I’ve been on a homemade alfredo sauce kick lately. The alfredo sauce is simple and quick, with only four ingredients. So far, I’ve added spinach, tomato and mushrooms to the alfredo, and just recently I added some shrimp. It makes an easy weeknight recipe or even a date night recipe. (Because homemade alfredo sauce seem impressive, but it’s so, so easy.)
The shrimp alfredo was a big hit with my husband and I. I simmered the shrimp in a garlicky, buttery, white wine sauce – need I say more? And, it was nice switching between dipping our baked cheesy-garlic bread in alfredo sauce and the buttery-wine sauce.
I’m all for zoodles and spaghetti squash, but sometimes I just crave regular ‘ole carb pasta. I buy veggie pasta because it basically has the same nutritional info as chickpea pasta or lentil pasta, just with about four more carbs.

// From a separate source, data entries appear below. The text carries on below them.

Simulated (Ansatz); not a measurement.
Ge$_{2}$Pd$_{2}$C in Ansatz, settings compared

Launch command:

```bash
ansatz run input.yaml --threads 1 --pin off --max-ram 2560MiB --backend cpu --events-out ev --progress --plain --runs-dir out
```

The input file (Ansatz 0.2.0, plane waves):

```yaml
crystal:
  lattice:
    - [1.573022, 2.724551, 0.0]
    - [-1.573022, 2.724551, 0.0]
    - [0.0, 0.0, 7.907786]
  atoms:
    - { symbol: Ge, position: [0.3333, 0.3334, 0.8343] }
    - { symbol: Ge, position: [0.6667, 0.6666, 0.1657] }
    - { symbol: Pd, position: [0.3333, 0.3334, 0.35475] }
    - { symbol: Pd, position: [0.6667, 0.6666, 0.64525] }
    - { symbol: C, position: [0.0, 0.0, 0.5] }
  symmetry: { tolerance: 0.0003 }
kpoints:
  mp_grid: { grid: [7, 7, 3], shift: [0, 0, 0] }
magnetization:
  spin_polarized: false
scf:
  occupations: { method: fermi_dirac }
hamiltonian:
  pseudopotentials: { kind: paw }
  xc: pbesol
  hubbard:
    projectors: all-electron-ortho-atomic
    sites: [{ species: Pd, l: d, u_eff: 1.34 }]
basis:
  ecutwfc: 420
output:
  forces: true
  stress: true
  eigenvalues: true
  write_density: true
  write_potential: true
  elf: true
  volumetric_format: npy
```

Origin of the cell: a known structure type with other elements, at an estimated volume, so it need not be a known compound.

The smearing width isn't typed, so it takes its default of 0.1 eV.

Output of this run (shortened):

Below I’ll share separate recipes for the shrimp and the alfredo.
Homemade alfredo sauce recipe
This homemade, easy alfredo sauce is fairly quick. You just have to let the cheeses melt and get smooth. Every time I’ve made it, it’s cheesy, not runny or saucy. But, I certainly don’t mind that!
You really can’t mess up this alfredo sauce recipe. If it’s too thick, add more milk. It’s too runny, add more parmesan cheese. You could also easily make this a vegan alfredo sauce.
- One block of cream cheese (I always buy fat free, but I think the regular kind has more flavor for this sauce.)
- About half a container of parmesan cheese
- Minced garlic (1-2 teaspoons)
- Milk (probably half a cup max)
- Put the cream cheese in a saucepan on medium heat. “Block” it with your utensil in the pan.
- After a few minutes, and after you’ve blocked the cream cheese, add some milk. I never measure the milk, but just start with a little, maybe a fourth a cup.
- Add a half to full teaspoon of minced garlic once the cream cheese begins to melt.
- When the cream cheese has melted, add a five-finger pinch of parmesan to the mix. (It doesn’t have to be completely smooth before adding the parmesan.)
- Allow all ingredients to continue to melt.
- I usually have to add a little more milk, and I add another five-finger pinch.
- I also like it to be garlicky, so I may add some more garlic.
- Taste test it along the way, and add more of whatever it needs.
- It’s ready when it’s smooth!
Buttery, garlicky, white wine shrimp recipe
I bought a half pound of cooked shrimp (tail-on) from the butcher/fresh seafood area of Kroger for about $6. I bought them about a day and half before cooking them. Before we tossed the shrimp in the skillet, hubby removed the tails so we wouldn’t have to pick them off while eating.
The recipe is pretty quick. Remember, the shrimp is already cooked, so you’re just letting the flavors soak in. I also think something about the white wine makes the butter and garlic flavors seep into the shrimp more…but what do I know?
- Half pound of fresh, cooked shrimp (tail-on)
- Minced garlic (1-2 teaspoons)
- Butter (roughly a few tablespoons)
- White wine (about a fourth cup or less)
- Remove the tails if you want, then put the shrimp in a skillet with a few tablespoons of butter.
- Once the butter starts to melt, add garlic (to taste).
- Pour in some wine, maybe just a few splashes.
- Let the shrimp simmer in the liquid and heat up.
- Once the shrimp are hot, they’re ready to serve.
Pour the homemade alfredo sauce over your pasta of choice, then topping with shrimp. Serve with white wine and baked bread. (My favorite is sliced french bread with butter, garlic powder and parmesan cheese. Bake on 400 for a few minutes, then broil until it gets slightly black around the edges.)